The Story of the Jesuits: The Great Secret Society as Revolutionists

 •  12 min. read  •  grade level: 12
 
FROM time to time the veil has been lifted, which hides the true character of the sons of Loyola as missionaries and educationalists, and a universal cry of indignation has been raised. The vices the members of the great secret society practiced were in harmony with their creed, and their inordinate desire to obtain wealth has begotten distrust of them in the minds of people generally.
Riches of every kind were necessary; for, without them, the Society could not pay the heavy stipends of spies at foreign courts, and of father confessors to men of influence. And without large sums of money, marriages among the nobility―so advantageous to the system―could not be arranged! Therefore the Jesuits sought and they kept the consciences of the wealthy; and as early as 1626 so successfully used the confessional as a key to money chests in all countries, that the University of Paris complained of the Society’s immense wealth Numberless instances of the fathers’ assiduity in regard to the last hours of their wealthy penitents might be quoted. Such interest did the Jesuit confessors take in rich widows, heiresses, or their relatives, that, in cases of sickness, they never stirred from the bedside; and, in the event of death taking place, a passage in the will in favor of the Order was almost always found.
It was owing to the Jesuit body that the iniquitous “Holy Office” was revived with terrors unknown to it in former ages. He who invented new instruments of torture to dislocate or mangle the limbs of “heretics” was rewarded, and throughout Europe, whilst the awful flames of the stake were ascending, the smile of the Jesuits might have been seen. The Bull re-establishing the Inquisition was published July 21st, 1542, and no small part of the success which attended the Jesuits was owing to their use of “the Holy Office of the Inquisition.”

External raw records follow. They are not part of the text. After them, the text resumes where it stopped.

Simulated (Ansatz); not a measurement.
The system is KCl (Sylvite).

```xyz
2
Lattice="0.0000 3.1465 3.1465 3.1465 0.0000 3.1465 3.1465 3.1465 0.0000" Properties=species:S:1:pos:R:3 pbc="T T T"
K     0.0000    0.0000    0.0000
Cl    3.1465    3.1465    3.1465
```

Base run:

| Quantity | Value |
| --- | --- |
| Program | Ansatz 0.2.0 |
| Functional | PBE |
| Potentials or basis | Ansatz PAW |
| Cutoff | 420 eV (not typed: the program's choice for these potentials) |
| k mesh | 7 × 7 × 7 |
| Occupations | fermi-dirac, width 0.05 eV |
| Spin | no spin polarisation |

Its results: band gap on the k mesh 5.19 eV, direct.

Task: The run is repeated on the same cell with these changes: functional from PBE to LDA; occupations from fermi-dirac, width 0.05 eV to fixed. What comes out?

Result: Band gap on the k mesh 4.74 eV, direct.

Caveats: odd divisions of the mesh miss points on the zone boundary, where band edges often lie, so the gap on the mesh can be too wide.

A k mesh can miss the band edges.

When the deputies sent by Paul III. to the Ratisbon Conference, returned to tell that there was not a country in Christendom where Protestantism was not spreading, the Pope asked in alarm, “What, then, is to be done?”
Cardinal Caraffa (afterwards Paul IV.), and the Bishop of Toledo, to whom the question was addressed, immediately replied, “Re-establish the Inquisition.”1 Caraffa and Toledo were old Dominicans, the same order to whom Innocent III. had committed the working of the “Holy Tribunal” when it was first set up. “Here in Rome,” said they, “must the successors of Peter destroy all the heresies of the whole world.”2
As time proceeded, a great part of Christendom began to regard the Jesuits as people who hunted to death everyone daring to oppose them.
The Jansenists, Old Catholics of France, who were antagonists of Jesuitism, in 1709 were thrown by their enemies into prison by scores, never to be released. The story of the persecuted Roman Catholic, Archbishop Palafox, whom the Jesuits mocked and excommunicated in the public streets of Mexico, is sufficient to prove that even the Papacy quails before the great secret society. “I fly,” wrote Palafox himself to Pope Innocent X., “into the mountains, and seek in the society of serpents and scorpions that security which is denied to me so perseveringly by the implacable Society of Jesus.”3
In no country in the world did the Jesuits bring murder and regicide into practice as they did in France. The civil war which commenced about 1561, owed its duration and its ferocity, if not its origin, to the Jesuits.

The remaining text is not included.